Late last Friday MacDonald, Dettwiler and Associates Ltd. (MDA) announced it had formally closed the deal to acquire Space Systems/Loral (SS/L) after it had received regulatory approval and secured the necessary financing. MDA announced in their quarterly call yesterday that on the same day of the closing it had been contacted by the Canadian government with a request for proposal for the build phase, Phase D, for the oft-delayed RADARSAT Constellation Mission.

The SS/L acquisition is being financed by a combination of cash on hand, a three-year promissory note of US$101,000,000, a new twelve-year senior secured note of US$250,000,000 with two major U.S. financial institutions, an existing senior secured note of US$100,000,000, and approximately $600,000,000 of variable rate term and revolving loans under a new four-year US$850,000,000 senior secured syndicated credit facility.

Bank of America Merrill Lynch acted as lead financial advisor to MDA in connection with the transaction. RBC Capital Markets and BMO Capital Markets also provided financial advice to MDA related to this transaction.
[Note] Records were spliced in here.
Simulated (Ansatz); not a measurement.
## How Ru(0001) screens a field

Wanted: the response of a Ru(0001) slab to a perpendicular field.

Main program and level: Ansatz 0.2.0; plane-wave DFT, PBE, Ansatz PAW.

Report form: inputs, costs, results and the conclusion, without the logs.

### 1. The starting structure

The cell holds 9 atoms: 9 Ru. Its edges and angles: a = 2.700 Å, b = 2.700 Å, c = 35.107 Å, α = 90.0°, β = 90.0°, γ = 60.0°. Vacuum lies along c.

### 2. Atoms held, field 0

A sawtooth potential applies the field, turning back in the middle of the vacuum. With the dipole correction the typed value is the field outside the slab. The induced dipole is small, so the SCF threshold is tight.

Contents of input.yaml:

Loral Space & Communications Inc., the parent company of SS/L as at September 30, 2012, expects to issue its third quarter U.S. GAAP financial results on or about November 8, 2012.

With the deal being closed comes the opportunity to bid on NASA and U.S. defence-related satellite opportunities under development. And to showcase that point SS/L announced a deal earlier last week to develop affordable design concepts for next generation Protected Military Satellite Communications (MILSATCOM) for the U.S. Air Force Space and Missile Systems Center (SMC).

Unfortunately MDA was unable to answer many questions related to SS/L having only had the weekend to prepare for the conference call after the deal closed. However by law MDA has to release a Business Acquisition Report within 70 days of the acquisition being completed. The report when released will include complete financials from MDA and SS/L from the first three quarters of this year and 2011 including segmentation.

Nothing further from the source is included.